Figure 3. Manning’s coefficient against the number of patches in the longitudinal direction
Bal et al. (2011) investigated the effect of 3 distribution patterns on the flow resistance and concluded that the flow resistance altered significantly when the distribution pattern of vegetation changed and generally the flow resistance increased by clustering patches into smaller patches. In their study, flow resistance increased only for higher discharges when the number of patches increased in the longitudinal direction.
Sabokrouhiyeh et al. (2020) evaluated the effect of vegetation distribution on the contaminant removal efficiency and concluded that longitudinally clustered vegetation led to more contaminant removal capacity because the flow residence was higher than in the case of elongated patches that were not clustered. Our results showed that longitudinally clustered vegetation produced more hydraulic resistance and that planners and designers must take this into account in addition to ecological and hydraulic considerations.
Figure 4 shows the velocity profile of the first, third and fifth sections of the third configuration at the center of the flume which was located 10 cm before the leading edge of patches, between the 2 patches and 5 cm after the trailing edge of the second patch, respectively. A secondary peak appears near the bed at y=4 cm in the first velocity profile. Comparing the first and third velocity profiles, it is clear that the presence of vegetation had completely altered the flow field, and velocity through the flow field decreased substantially whereas the velocity of the unobstructed field increased as the vegetation retarded the flow and the water was diverted to unobstructed regions of the flume. This alteration of velocity profile is typical of the submerged vegetation condition and has been observed in other studies (Yang, Huai, and Zeng 2020; Chembolu, Kakati, and Dutta 2019; Devi and Kumar 2016; Cui and Neary 2010). Comparing the third and fifth velocity profiles, it was observed that the velocity of the unobstructed region further increased and the depth decreased even more as the water passed through another patch of vegetation. A dip was apparent in the velocity profiles as velocity decreased near the water surface.

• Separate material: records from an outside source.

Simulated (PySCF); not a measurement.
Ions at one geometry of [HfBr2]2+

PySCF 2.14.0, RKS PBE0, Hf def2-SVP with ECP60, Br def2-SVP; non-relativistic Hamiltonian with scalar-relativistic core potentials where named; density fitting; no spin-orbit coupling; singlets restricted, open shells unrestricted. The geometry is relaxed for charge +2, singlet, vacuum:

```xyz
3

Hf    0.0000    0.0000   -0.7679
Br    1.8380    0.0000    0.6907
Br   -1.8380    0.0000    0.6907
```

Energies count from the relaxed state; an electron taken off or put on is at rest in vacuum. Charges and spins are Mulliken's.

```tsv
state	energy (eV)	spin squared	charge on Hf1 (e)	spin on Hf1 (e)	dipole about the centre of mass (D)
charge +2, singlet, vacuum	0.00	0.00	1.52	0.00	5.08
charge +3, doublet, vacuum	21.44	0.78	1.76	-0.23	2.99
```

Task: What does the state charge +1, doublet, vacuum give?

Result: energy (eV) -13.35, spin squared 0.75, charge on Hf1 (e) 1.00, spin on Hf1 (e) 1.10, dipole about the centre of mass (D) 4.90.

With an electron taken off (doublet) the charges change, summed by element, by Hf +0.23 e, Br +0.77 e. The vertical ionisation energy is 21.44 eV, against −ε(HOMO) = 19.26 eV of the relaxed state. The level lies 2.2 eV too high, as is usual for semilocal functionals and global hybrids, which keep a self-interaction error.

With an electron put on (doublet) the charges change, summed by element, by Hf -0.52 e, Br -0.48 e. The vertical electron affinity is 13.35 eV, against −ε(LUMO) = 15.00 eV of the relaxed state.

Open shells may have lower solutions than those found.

Figure 4. Velocity profile of sections 1, 3 and 5 of the third configuration
Figure 5 shows the velocity contour of section 1 of the fourth configuration in the z-y plane, the contour is plotted from z=7.5 to z=37.5 cm because a fine grid of measurement needs in the y direction near the walls to achieve a reliable contour, due to considerable variation of velocity in that region. The velocity profile was taken 7.5 cm from both walls. In section 1 located 10 cm behind the patch, the velocity rose rapidly from the bed to approximately y=10 cm, showing the thickness of the boundary layer on the top of the gravel bed. In the outer region of this thickness, the velocity variation in the profile was not significant.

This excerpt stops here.